On 18.02.25 17:10, Fokko Driesprong wrote:

    Reality is that Iceberg did write '-1' into current-snapshot-id
    (and other "non-exist" marker values for schema/spec/sort) instead
    of omitting the field.


Yes, but this is wrong. The spec dictates <https://iceberg.apache.org/spec/#table-metadata-fields> under current-snapshot-id:

    long ID of the current table snapshot; must be the same as the
    current ID of the main branch in refs.

True, it's wrong. (Or: Iceberg violated its own spec ;) )

In the Java 1.7.1 code, we don't see this entry in refs <https://github.com/apache/iceberg/blob/4a432839233f2343a9eae8255532f911f06358ef/core/src/test/java/org/apache/iceberg/rest/responses/TestLoadTableResponseParser.java#L110-L111>. My point is, we need to exclude -1 from that as well. My concern is that this is a slippery slope, and start encoding all kinds of historical bugs into the spec.

Quite slippery, yes. But the -1 values are out there in the wild. The (special) meaning of that value needs to be in the spec IMHO.

    I don't think there is any reason to change the behavior of
    writing null / missing unless that's really a point of
    confusion for folks.


This is laid out in the reader/writer requirements <https://iceberg.apache.org/spec/#writer-requirements>, and should be updated if it is confusing.

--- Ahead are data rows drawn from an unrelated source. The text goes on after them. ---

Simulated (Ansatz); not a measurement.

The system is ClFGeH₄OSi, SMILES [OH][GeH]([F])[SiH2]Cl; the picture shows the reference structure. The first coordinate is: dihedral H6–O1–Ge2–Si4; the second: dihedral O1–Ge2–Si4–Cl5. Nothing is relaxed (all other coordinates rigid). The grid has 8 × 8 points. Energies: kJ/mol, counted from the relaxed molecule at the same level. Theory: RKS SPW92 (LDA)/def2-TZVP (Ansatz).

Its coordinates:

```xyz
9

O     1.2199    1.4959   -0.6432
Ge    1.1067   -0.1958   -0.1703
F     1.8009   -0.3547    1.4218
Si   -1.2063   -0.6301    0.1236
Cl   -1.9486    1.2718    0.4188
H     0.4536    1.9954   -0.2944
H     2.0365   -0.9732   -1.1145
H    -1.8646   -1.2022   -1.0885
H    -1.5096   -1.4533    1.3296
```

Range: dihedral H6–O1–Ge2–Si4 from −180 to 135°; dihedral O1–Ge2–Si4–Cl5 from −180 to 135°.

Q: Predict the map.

    Is there a JSON library folks are using which distinguishes
    between missing/null?


Yes, pydantic allows you to control this. If you define a field, and it is missing, it will throw an error when you don't have a default value defined. The Java TableMetadataV2ValidMinimalTest <https://github.com/apache/iceberg/blob/main/core/src/test/resources/TableMetadataV2ValidMinimal.json> omits current-snapshot-id.

Jackson as well BTW.


How about reverting #11560 <https://github.com/apache/iceberg/pull/11560> for 1.8.1, and then reinstating this for 2.0.0?

SGTM!



Kind regards,
Fokko





Op di 18 feb 2025 om 16:55 schreef Russell Spitzer <russell.spit...@gmail.com>:

    The only thing I think I agree with is defining that -1 has meant
    "no current snapshot" in the past and
    is equivalent to a missing/nuil (if we have to specify that) .

    I don't think there is any reason to change the behavior of
    writing null / missing unless
    that's really a point of confusion for folks. Is there a JSON
    library folks are using
     which distinguishes between missing/null?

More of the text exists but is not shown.